Search code examples
javadata-miningapriori

(Java) Generate all antecedents of an association rule


For example I may have a frequent itemset of characters {A, B, C, G}. I need to generate all possible antecendents of association rules. In this case: ABC, ABG, ACG, AB, AC, AG, BC, BG, CG, A, B, C, G. I have no idea where to start on doing this. Hours of research has taught me about the terminology and concept, but nothing has explained how to do this particular step. This is what I have so far for the method. The itemsets are all kept in the form of Strings, and stored together as an ArrayList. I have already made a working Apriori algorithm for the generation of frequent itemsets.

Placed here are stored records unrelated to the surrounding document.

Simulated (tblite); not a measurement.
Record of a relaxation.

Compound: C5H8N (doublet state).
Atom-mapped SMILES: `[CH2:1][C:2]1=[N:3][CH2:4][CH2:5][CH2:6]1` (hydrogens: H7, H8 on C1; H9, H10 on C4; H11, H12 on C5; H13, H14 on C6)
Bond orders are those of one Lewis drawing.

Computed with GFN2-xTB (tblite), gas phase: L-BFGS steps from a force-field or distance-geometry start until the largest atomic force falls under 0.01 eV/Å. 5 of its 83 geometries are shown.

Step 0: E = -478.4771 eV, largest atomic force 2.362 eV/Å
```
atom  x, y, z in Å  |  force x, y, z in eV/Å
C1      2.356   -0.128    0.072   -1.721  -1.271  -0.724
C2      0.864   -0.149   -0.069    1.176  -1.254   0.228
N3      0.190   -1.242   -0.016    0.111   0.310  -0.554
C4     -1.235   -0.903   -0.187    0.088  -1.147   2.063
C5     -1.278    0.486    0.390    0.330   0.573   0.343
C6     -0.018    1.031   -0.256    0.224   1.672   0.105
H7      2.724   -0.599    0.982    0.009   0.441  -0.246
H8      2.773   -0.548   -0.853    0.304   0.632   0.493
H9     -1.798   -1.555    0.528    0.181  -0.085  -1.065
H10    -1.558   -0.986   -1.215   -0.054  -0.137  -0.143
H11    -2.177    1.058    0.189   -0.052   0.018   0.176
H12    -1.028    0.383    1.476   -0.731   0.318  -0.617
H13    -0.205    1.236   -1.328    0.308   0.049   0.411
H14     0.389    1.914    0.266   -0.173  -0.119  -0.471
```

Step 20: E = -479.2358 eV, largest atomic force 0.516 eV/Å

public static ArrayList<String> associationRules(ArrayList<String> data, ArrayList<String> freqItemsets, int minConf){
        ArrayList<String> generatedRules = new ArrayList<String>();
        for(int i = 0; i < freqItemsets.size(); i++) {
            String currentItemset = freqItemsets.get(i);
            if(currentItemset.length() < 2) {
                continue;
            }
            
        }
        
        
        return null; // temporary return statement to avoid compile error
    }

While code, feedback, and advice on this and later steps would of course be a huge help, all I really need is an English explanation of how to do this one step (as opposed to pseudocode or another working method using different data types). Everything else seems manageable.


Solution

  • Assuming you nailed the definition of what you actually need (all subsets that are sorted as the original list), you can do this by thinking about it as that and using those properties:

    • sorted like in your list
    • finite
    • dividable

    All you need to do is go through your character list multiple times and each time decide per chraracter, whether to include it this time or drop it. If you go through and capture all possibilities, then you are done. To do this you should find a solid way to count through the possible result strings.

    an iterative solution

    Think about possible bit-states. You have n characters and assign each character a bit (in your case 4). Then each possible bit-state defines a legal permutation of a subset, e.g. for {A, B, C, G}:

    1001 would be AG

    As we know, all possible states of a bit set are 'countable', or in other words, you can just count through them by counting from the least state to the highest by adding 1.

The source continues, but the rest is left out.